CHARLOTTESVILLE, Va. (WVIR) - Meet Philip Weber of Charlottesville…aka the Running Man...aka the British Bulldog. “I guess I’m a bit of a celebrity…not intentionally, but that's the way it worked out,” he said. 

You may have seen him around, the mysterious Running Man has been pounding the pavement since the late 1980s. Through the years, Weber slowly worked his way from 3 miles to marathons. He runs more than 5,000 miles a year and has become a constant in the community.

He is extremely recognizable by how much he runs, and how little he wears, rain or shine. He's been out in his short shorts, sporting unique facial hair, for decades.

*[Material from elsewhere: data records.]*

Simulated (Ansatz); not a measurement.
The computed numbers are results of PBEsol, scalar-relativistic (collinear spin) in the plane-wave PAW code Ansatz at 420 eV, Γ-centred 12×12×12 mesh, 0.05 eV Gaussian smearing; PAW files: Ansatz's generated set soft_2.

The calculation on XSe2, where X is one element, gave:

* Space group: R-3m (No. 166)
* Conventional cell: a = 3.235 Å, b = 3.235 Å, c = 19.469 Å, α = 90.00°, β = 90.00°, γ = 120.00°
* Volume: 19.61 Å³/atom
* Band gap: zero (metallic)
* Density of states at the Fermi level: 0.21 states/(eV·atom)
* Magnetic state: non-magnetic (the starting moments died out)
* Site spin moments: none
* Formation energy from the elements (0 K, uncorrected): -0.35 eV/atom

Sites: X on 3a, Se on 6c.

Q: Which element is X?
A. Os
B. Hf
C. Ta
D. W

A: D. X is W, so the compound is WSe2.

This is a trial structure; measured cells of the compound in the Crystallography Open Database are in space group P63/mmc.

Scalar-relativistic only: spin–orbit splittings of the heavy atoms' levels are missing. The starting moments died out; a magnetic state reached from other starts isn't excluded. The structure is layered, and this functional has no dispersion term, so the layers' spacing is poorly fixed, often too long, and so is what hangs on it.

“I’ve got a bit of fame for running without a shirt in the snow,” he said. “I like to stir up trouble so I got these (British flag shorts) at the Ragged Mountain Running Shop. I would run these right around July 4, just to cause controversy, and then I got the reputation as the British Bulldog.”

For Weber, running marathon distances in one day is normal. He sometimes runs a half marathon in the morning and a half marathon in the afternoon, just for fun. “Maybe 30 kilometers 4 days in a row, and other days 25 km per day, and maybe one day of 20 km for rest,” he stated.

The Running Man says running a full marathon is no big deal. "I’ve run four of them in under three hours...or five…and one of them just over three hours. That was just after I broke my foot.” 

He says the pace isn’t exhausting. "People say that but no, I just push myself. The advantage that I have is that I don't get injured with a lot of miles and so I can catch up to the fast boys and the rabbits at the end of the race."

His mileage amazes even people who work with Olympians, like Mark Lorenzoni, the co-owner of Ragged Mountain Running Shop. “Oh my gosh, so 5,200 miles a year! I mean, think about what that is - that's 100 miles a week,” he stated.

Lorenzoni says Running Man brings an odd sense of comfort, he's a constant you can count on in a community that's constantly changing.  

“There’s new buildings, there's new styles that people are wearing. This guy? Nope. The Running Man is still just chugging along, running. It's like the Energizer bunny. You know, has the Energizer bunny changed ever in all those commercials over the years? No, still the same.” 

Weber is 55, he's never been married, or been a father, but he says he is in a relationship of sorts. “I would say I’m married to my running and to my textbooks.”

The bachelor loves Albemarle County’s rolling roads.  “I kind of feel like maybe I’m in a landscape painting or an Ansel Adams.  Maybe a runner's worldwide angel shot. After 16 or 17 miles, you've got the breeze flowing through you and the bales of hay in the background and it takes on a mildly surreal character,” he stated.

He says it is lonely sometimes, “I really don't have any friends or I really don't know anybody,” but he has a unique way of looking at it. “If you think you don't know anybody or don't have any friends, there’s probably somebody in one of those cars going by quietly who will come up to you and say ‘I see you all over.’ Those are my friends, even though I don't know their names.”

Weber says he has made friends along Rugby Road. “I don't even know the names of these fraternities but there sure are a lot of nice boisterous young men to motivate you to run. They would help me blast off down this road,” he stated. “It kind of spreads like a fire. You have 1, 2, 3, 10, 20, 30 voices and it just builds and makes the hair on your neck go up.”

He hopes the motivation is mutual. “I think it's important to impact the world in a positive way and that's something that I’m able to do now,” he said. “Even if people are out partying - to remind them that there's another world besides kegs of beer and fifths of liquor.”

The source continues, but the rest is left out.